Nick Watson Signs with Abrams Artist Agency

Nick Watson Success Story

Nick Watson, winner of the 2014-2015 Fresh Voices half-hour TV pilot competition, has signed with the leading literary agency,  Abrams Artists Agency, and now writes for comedy and animation shows such as 'Littlest Pet Shop: A World of Our Own' for Hasbro Studios, and most recently the Conan O'Brien-produced animated series 'Final Space' for TBS.

Nick’s success is no surprise to us here at Fresh Voices having first identified his potential in 2014. His hilarious ½ Hr pilot, Mr. Doom, about a supper villain struggling to balance his obligations to his family and the Super Villain’s Union, stole the show in 2014 screenplay competition, sweeping all 4 rounds of the judging in the ½ Hour Pilot category.

Nick grew up in rural Australia, moving to Melbourne to study screenwriting at the prestigious Victorian College of the Arts. From there he went on to teach Screenwriting at the University of Melbourne, and wrote for an Australian late-night comedy show for three seasons. He then took the leap to the U.S. in 2015, where he quickly made his way up the ranks. Nick is currently working across a number of projects including writing for an animated kids-show in Australia, and developing a major animated feature for a studio.

We took the opportunity to catch up with Nick and ask him a few questions.

What have you found most surprising since being in the US?

Honestly, I am really surprised by just how friendly and helpful people can be in this industry. When you build genuine relationships and friendships with the people you meet along the way, whether they are assistants, or executives, or other writers, you have an army of people looking out for you who want to see you succeed. People paint Hollywood at this cut-throat town where no-one is genuine, but I've found the exact opposite. When you have the opportunity to help others (or just connect with them on a human level) you should do it, and they will remember that. I’ve found that if you're a good person, people will be good to you in return.

What’s the biggest lesson you’ve learned since signing and beginning work as a paid writer?

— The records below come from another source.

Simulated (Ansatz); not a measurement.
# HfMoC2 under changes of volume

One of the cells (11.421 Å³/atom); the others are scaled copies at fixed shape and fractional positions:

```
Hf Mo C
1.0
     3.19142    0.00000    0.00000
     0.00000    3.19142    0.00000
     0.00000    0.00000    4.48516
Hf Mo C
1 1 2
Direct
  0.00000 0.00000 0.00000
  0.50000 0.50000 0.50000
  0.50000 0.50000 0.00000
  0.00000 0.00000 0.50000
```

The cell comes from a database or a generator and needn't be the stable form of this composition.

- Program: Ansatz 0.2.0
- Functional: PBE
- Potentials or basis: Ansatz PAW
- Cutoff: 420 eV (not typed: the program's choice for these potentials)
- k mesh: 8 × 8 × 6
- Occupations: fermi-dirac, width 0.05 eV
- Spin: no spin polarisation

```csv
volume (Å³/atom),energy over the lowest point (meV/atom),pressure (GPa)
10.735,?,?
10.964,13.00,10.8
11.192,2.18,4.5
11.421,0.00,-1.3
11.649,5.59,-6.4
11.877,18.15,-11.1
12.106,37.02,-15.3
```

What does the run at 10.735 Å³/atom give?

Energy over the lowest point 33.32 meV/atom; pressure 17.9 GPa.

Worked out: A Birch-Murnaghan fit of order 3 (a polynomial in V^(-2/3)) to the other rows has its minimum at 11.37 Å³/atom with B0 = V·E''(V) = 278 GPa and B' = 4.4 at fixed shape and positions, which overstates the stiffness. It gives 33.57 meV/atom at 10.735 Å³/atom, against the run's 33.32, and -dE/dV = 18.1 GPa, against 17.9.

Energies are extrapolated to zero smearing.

That your job is never done, and you've never really 'made it', no matter how successful you may be. You must constantly be hustling, looking for your next gig, working on multiple projects at once, and keeping that momentum going. Even when you're working. Sure, some people get lucky and land in a room on a long-running show and spend the next 10 years there, but for 99% of writers, they're constantly managing their career and their brand in way that an accountant, or a schoolteacher never has to worry about. So you also have to learn to really enjoy the times when everything is going right for you, because there's always uncertainty around the corner. 

What did you find the biggest adjustment and what have you found to be the biggest challenge?

Always turning out new material. You become a writer because you're full of ideas and want to put them on the page, but once you're actually busy working full-time in a writers' room on someone else's show it becomes much harder to find time to spend on your own writing. After a full day in the writers' room, you can feel creatively spent, and its hard to muster up that energy to do another few hours once you get home, or on the weekend. But it's so important to always have new samples for staffing, and projects that you can be pitching for development in order to keep the ball rolling on your career. It's easy to fall into the trap of thinking "I'm a working writer, I'll worry about my own stuff when the season is over", but you want to already have those irons in the fire so they're ready to go the second you become available again.